Yeah, there exist some people who prefer the bleak, dreariness of winter, but there are also those who think Emmitt Smith is the greatest runningback of all time. The point is that invariably, some people cling to the misguided.

Generally, I completely abhor few things in life, but cold weather is close to the top of the list, definitely behind racism, but probably ahead of The Ohio State University, tomatoes and getting my hands dirty. (Call me a snob or elitist if you’d like, but I just cannot handle having my hands occupied or incapacitated by dirt and other alien substances.) Feeling cold, having to wear 12 layers, touching myself in private areas to warm my hands – nothing about the winter is fun. (Alright, the last one could be worse.)

Given my strong dislike for the year’s colder months, matriculating in Ann Arbor has been a significant challenge to my general mental health and well-being. Particularly awful has been winter’s reluctance to subside, as she valiantly fights for more face time than that allotted each spring. The tussle between the powers of hot and cold can be confusing – 40-degree temperature swings are certainly befuddling – but there is one day each year that definitively signals the end of winter’s harsh reign.

That day is Masters Sunday – the conclusion of the PGA Tour’s most prestigious tournament, the Masters – broadcasted by CBS two days ago. Every April, when I hear Jim Nantz’s whispers from the broadcast tower adjacent to Augusta National’s 18th green and the quixotic, self-important ramblings of Dick Enberg from Butler Cabin (can someone please shoot him?), I know that winter is on her last legs. Yes, it might snow again, but that will simply signal winter’s last volley, an attempt-in-vain intended to provide her with cover as she retreats into the background, gone ’til November.

Forget that I had a paper to write, a Seder to worry about, a life to lead – nothing marred Sunday for me because the demise of the cold meant that the year’s finest time was beginning. Golf pundits love to say that the Masters doesn’t start until the back nine on Sunday (because of all the drama that Augusta National’s second half has created in the past during the tournament’s concluding round) and neither does spring.

There are, of course, the usual reasons why I get excited about the commencement of the warm season: Girls wear less clothing (hooray for tank tops, tube tops, no tops), I can leave my home without any weather-induced trepidation and I get the invigorating feeling of the plentiful sunlight hitting my neck. However, the springtime is my time for more personal reasons as well.

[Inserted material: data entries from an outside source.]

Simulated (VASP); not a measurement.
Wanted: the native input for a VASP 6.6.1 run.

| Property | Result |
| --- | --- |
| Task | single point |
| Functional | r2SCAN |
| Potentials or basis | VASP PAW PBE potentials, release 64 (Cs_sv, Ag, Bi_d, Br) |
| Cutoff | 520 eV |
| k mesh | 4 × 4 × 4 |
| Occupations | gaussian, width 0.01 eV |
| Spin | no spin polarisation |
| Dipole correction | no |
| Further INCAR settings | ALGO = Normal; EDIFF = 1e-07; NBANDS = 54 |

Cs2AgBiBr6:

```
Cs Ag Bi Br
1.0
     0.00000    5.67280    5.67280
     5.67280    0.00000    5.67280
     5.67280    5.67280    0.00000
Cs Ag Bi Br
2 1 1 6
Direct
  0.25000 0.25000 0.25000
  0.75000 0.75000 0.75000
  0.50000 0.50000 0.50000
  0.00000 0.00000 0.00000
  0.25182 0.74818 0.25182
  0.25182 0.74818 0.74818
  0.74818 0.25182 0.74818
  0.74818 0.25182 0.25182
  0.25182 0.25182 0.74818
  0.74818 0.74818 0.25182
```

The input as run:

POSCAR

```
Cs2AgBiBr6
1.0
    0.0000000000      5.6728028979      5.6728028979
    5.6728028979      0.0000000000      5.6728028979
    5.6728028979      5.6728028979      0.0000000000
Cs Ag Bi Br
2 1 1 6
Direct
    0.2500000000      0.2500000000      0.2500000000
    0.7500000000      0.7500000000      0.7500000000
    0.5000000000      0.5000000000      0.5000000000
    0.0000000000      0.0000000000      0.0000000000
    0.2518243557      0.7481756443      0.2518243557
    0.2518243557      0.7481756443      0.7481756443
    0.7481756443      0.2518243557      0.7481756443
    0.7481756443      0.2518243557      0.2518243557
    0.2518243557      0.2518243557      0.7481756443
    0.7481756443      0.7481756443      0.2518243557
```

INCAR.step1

Admittedly, some are not especially unique. For instance, I doubt I’ll be the only one who makes plans around the NBA playoffs. (Right? Please?) I also won’t be the only one who saves whatever money he can to buy the quality hip-hop records that come out during the spring and summer after a seeming moratorium on quality releases between December and May. (Not all at once, now.)

Then there are less universal reasons. The crib in New York will be spotless because my father commemorates the warm weather by cleaning almost obsessively. Nothing says springtime in the Litman home like waking up at 11 on a Saturday and seeing a 50-year-old man run around the house shirtless, armed with a mop and a sponge, sweating from vigorous scrubbing.

I will also be able to break out the Litty Collection – seemingly innumerable, meticulously maintained T-shirts, shorts and sneakers – from storage and resume my warm-weather preoccupation of coordinating my tops, bottoms and sneakers. Good times.

And at the end of a day spent doing whatever (likely looking for a job and moving the car), I can retire to My Slot, the seat at the end of my parents’ couch on which I lay down, with my feet draped over the end, and watch as the Lakers punk everyone else.

Alfred Ira with a broom in the kitchen; Litty on the couch in the red t-shirt, khaki shorts and red Air Max Bursts; Lakers over the Pacers in 4. And we out like that.